Monday, August 17, 2009

Ars Poetica

When I was a senior in college, up at the lovely lovely Bellingham Washington campus of Western Washington U,* I took a "Critical Theory" course. It was summer, and the warmest it ever really got in Bellingham was the mid 80s. The sun was like the friendlier, more cheerful, less vengeful cousin of the one here in the South.

A group of us took this course together, taught by one of the profs in the department who, while he exuded professor-ly-ness, was also a really nice guy. (Not that those two things are mutually exclusive, but this one was particularly neat.)

We started with Plato, ranged through the years up to Showalter & Fish & Derrida. It was super interesting. A lot of writers write about their "Poetic Arts" and those writings become theoretical grounds for other artists. I think that a dominant trope still for most artists (at least the ones I come into contact with) is the Romantic idea of the artist as someone in a fluffy poet shirt who quaffs red wine and communicates directly with the Muses (or perhaps angelic women with too white face & rosy cheeks).

Anyway. The point of this is: what is my poetic art? I love to write. I love poetry, the confessional poetry is my favorite, probably. Anne Sexton, in particular. I wish I crafted my poetry more, created sonnets, formal verse. I usually don't, and I write too many poems about writing poetry. For my fictional art, I am really interested in a type of Magical Realism. I thought I was going to write Urban Fantasy, but this summer, I've been reminded of the roots of my favorite things, and what I want to do is a lot more like what Alice Hoffman and/or Charles De Lint do. This kind of dreamy reality where it's entirely possible for the dragonfly buzzing around you to turn into a fairy, but that fairy doesn't necessarily then want to "do you." (Which is kind of the "urban fantasy" place that scenario would often go....)

My short short fairy tales this summer were partly inspired by a book Alice Hoffman wrote, called The Story Sisters. In it, she frames chapters with a fairy tale version of the real characters' lives. I often write about myth and fairy tale in my poetry (see. there's a connection intended in these paragraphs) but I felt less like shaping these journeys into poems than I sometimes do.

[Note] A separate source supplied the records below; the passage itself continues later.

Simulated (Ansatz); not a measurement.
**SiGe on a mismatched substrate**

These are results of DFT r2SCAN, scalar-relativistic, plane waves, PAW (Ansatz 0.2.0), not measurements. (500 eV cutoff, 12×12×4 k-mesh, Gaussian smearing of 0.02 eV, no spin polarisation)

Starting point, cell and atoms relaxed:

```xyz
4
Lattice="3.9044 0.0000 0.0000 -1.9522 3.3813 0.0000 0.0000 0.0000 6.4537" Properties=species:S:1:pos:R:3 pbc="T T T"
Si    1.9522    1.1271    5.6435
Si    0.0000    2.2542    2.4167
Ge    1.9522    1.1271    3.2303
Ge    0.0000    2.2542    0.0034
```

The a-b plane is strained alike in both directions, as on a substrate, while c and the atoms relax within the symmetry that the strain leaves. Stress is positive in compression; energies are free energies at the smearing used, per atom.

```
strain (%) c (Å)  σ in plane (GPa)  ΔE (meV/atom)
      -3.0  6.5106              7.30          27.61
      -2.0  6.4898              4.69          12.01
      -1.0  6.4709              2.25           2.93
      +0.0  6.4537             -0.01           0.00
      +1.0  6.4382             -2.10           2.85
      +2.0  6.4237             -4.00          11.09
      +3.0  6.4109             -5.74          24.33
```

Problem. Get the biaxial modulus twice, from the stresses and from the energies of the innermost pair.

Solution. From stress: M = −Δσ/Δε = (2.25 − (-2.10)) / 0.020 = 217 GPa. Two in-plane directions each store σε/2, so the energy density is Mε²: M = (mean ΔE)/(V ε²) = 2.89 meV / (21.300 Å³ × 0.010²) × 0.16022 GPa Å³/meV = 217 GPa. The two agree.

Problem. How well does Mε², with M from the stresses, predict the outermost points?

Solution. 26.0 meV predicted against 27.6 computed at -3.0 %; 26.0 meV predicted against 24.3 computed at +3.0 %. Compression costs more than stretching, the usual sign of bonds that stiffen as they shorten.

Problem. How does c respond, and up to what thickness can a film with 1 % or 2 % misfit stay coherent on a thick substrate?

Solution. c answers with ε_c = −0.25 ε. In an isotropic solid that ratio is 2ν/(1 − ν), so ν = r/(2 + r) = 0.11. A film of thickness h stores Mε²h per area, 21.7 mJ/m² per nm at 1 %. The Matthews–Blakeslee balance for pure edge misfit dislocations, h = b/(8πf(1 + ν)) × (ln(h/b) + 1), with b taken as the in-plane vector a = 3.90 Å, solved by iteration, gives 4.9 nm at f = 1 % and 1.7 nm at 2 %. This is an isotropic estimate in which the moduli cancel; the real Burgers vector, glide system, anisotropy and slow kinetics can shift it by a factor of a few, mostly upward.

In Bellingham, the campus was just lovely. Up on a hill, towers peeking through tall trees. There was a small road that went through part of the campus, but I think the only thing that drove down there (if I'm remembering correctly) was the city bus. In front of the bookstore. There was a steep slope, and at the bottom, a bank of trees. In the middle of that bank of wild looking trees was an old fashioned street lamp. It truly looked, for all intents & purposes, like a waystation to Narnia or some other faery land. I used to imagine seeing someone magically appear beside that lamp. Perhaps, someday, I will, and I'll find my fictional place nearby.

*And it never snowed when I was there, and this picture isn't exactly the location I'm writing about-- it's quite nearby. You can see one of the lamps I'm talking about, though, and this is such a cool picture I had to put it on here. Such a nice campus. Looking at pictures of it just now reminds me and makes me super nostalgiac.